‘Pam & Tommy,’ Winter Olympics, ‘Torn’ on Disney+, Celebrity Big Brother

A stolen sex tape torpedoes the love story of Pam & Tommy in a Hulu limited series. The Opening Ceremonies of the Beijing Winter Olympics aren’t until Friday, but some sports already get underway. The legacy of a legendary mountain climber is explored in the documentary Torn. The Big Brother house welcomes 11 celebrities for a winter season.

Pam & Tommy Lily James and Sebastian Stan
Hulu

Pam & Tommy

Series Premiere

Lily James (Downton Abbey) and Sebastian Stan are sensational as Pamela Anderson and Tommy Lee, the Baywatch sex kitten and the volatile rock-star drummer, in an evocative limited series about the furor that ensues when an unhappy carpenter (Seth Rogan at his most nebbish) burglarizes their mansion and finds a sex tape that he markets on a newfangled platform called the Internet. The series recaptures the bygone 1990s—a time of VHS and VCRs, dial-up internet and Tower Records—with pinpoint accuracy, while spinning a genuine love story amid a caper gone sideways. The first three episodes are available for binge-watching, with the remainder of the eight-part series dropping weekly.

Getty

The Opening Ceremonies won’t occur until Friday, but the Beijing Winter Games get started early with coverage of curling, men’s alpine skiing (10:00 pm/ET) and women’s ice hockey (11:10 pm/ET). All events stream live on Peacock, NBCOlympics.com and the NBC Sports app and will be available for replay on Peacock’s premium tier. For updated schedule information, go to nbcolympics.com/schedule.

Torn

Documentary Premiere

Max Lowe was only 11 when he lost his father Alex, a legendary mountain climber, after an avalanche buried him and cameraman David Bridges in the Tibetan Himalayas in 1999. In an unusually intimate documentary, Max examines his father’s legacy and the impact his death had on his family, after Alex’s widow Jennifer married her husband’s best friend and climbing partner Conrad Anker, who survived the avalanche. All are torn in one way or another when Alex and David’s bodies are found 16 years later and the family travels to the remote region to reclaim them.

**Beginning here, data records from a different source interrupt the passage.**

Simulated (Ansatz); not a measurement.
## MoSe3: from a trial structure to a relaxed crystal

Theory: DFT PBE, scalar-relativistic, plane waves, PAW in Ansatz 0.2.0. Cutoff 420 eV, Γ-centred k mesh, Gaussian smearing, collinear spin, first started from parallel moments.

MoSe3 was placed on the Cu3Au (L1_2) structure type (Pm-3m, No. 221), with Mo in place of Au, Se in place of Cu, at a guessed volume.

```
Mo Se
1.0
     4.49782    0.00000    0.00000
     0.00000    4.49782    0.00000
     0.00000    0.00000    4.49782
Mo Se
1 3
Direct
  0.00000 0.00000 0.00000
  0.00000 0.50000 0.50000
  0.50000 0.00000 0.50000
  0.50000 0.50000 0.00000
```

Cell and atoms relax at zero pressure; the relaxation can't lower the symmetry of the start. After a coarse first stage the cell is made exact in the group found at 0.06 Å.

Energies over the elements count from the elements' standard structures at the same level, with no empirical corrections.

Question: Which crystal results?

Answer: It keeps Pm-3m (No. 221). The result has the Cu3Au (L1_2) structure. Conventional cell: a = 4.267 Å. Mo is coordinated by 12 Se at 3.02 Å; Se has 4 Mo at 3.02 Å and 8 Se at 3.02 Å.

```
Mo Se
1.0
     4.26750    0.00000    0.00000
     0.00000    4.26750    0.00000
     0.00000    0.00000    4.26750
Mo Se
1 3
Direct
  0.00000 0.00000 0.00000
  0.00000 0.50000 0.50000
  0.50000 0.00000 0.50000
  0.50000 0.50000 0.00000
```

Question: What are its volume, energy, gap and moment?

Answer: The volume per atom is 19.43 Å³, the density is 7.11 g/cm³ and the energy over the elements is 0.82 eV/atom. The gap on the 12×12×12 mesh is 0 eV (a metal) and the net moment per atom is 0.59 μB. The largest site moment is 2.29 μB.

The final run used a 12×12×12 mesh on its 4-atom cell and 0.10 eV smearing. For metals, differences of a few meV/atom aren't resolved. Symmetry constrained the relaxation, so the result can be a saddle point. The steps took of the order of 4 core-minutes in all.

Big Brother: Celebrity Edition

Rather than sacrificing expensive new episodes of their popular scripted series during the Olympics, CBS revives this timewaster with a new batch of 11 celebrities. Episodes air throughout the week leading to the Feb. 23 finale. See how many of these allegedly famous people you can identify: Cynthia Bailey, Todd Bridges, Todrick Hall, Chris Kattan, Chris Kirkpatrick, Carson Kressley, Teddi Mellencamp, Shanna Moakler, Mirai Nagasu, Miesha Tate and Lamar Odom.

The Wonder Years - EJ Williams and Milan Ray dancing
ABC/Matt Miller

The Wonder Years

The network’s comedy lineup is all new, including a Valentine’s Day-themed episode of the nostalgic 1960s heartwarmer. The romantic complications begin when Dean’s (Elisha “EJ” Williams) plan to ask Keisa (Milan Ray) to the Valentine’s Day Dance is thwarted after another boy gets to her first.

Alan Tudyk at the bar in Resident Alien - Season 1
James Dittinger/SYFY

Resident Alien

The screws tighten in this screwy sci-fi/comedy hybrid when alien-in-human disguise Harry (Alan Tudyk) falls even further under suspicion as the hapless sheriff (Corey Reynolds) and deputy (Elizabeth Bowen) close in on their murder suspect. If only they knew what Harry was up to underground. And how will Harry’s beloved Asta (Sara Tomko) react when shown the survival bunker he’s preparing for the next alien invasion? Best sight gag involves young Max (Judah Prehn), who keeps finding himself in hairy situations as long as he hoards the stolen alien tech.

Inside Wednesday TV:

  • The Amazing Race (8/7c, CBS): Next scenic stop: Corsica, France, where the teams go canyoneering through rockslides, waterfalls and rivers. Amazing for sure.
  • The Conners (9/8c, ABC): Adventures in education: Mark (Ames McNamara) is back in public school, none too happily, and Darlene (Sara Gilbert) is alarmed when she finds out how he’s making extra money to put away for college. Speaking of college, is Becky (Lecy Goranson) getting too close to one of her professors?
  • Arctic Sinkholes (9/8c, PBS, check local listings at pbs.org): Not likely to be a pit stop on The Amazing Race, this NOVA special heads to remote Arctic locations—the Siberian tundra, an Alaskan lake—where thawing permafrost has released large amounts of methane in what scientists see as a “ticking climate time bomb.”
  • Eye of the Leopard: Revealed (9/8c, Nat Geo WILD): Big Cat Week continues with some of filmmaker Dereck and Beverly Joubert’s best-known works, including a profile of leopard cub Legadema’s journey to adulthood; and Eternal Enemies: Revealed (10/9c), with remastered footage exposing the conflict between lions and hyenas. Jeremy Irons narrates both films.
  • Good Sam (10/9c, CBS): In an atypically serious episode, a gunshot victim in the ER triggers flashbacks to Dr. Griff’s (Jason Isaacs) own shooting injury, providing new glimpses into how Sam (Sophia Bush) and others coped while he was in a coma for six months.
  • The Tinder Swindler (streaming on Netflix): Reminiscent of Showtime’s Love Fraud, but on an international scale, this documentary depicts the revenge scheme of women who fell for who they thought was a billionaire playboy but who soaked them for thousands.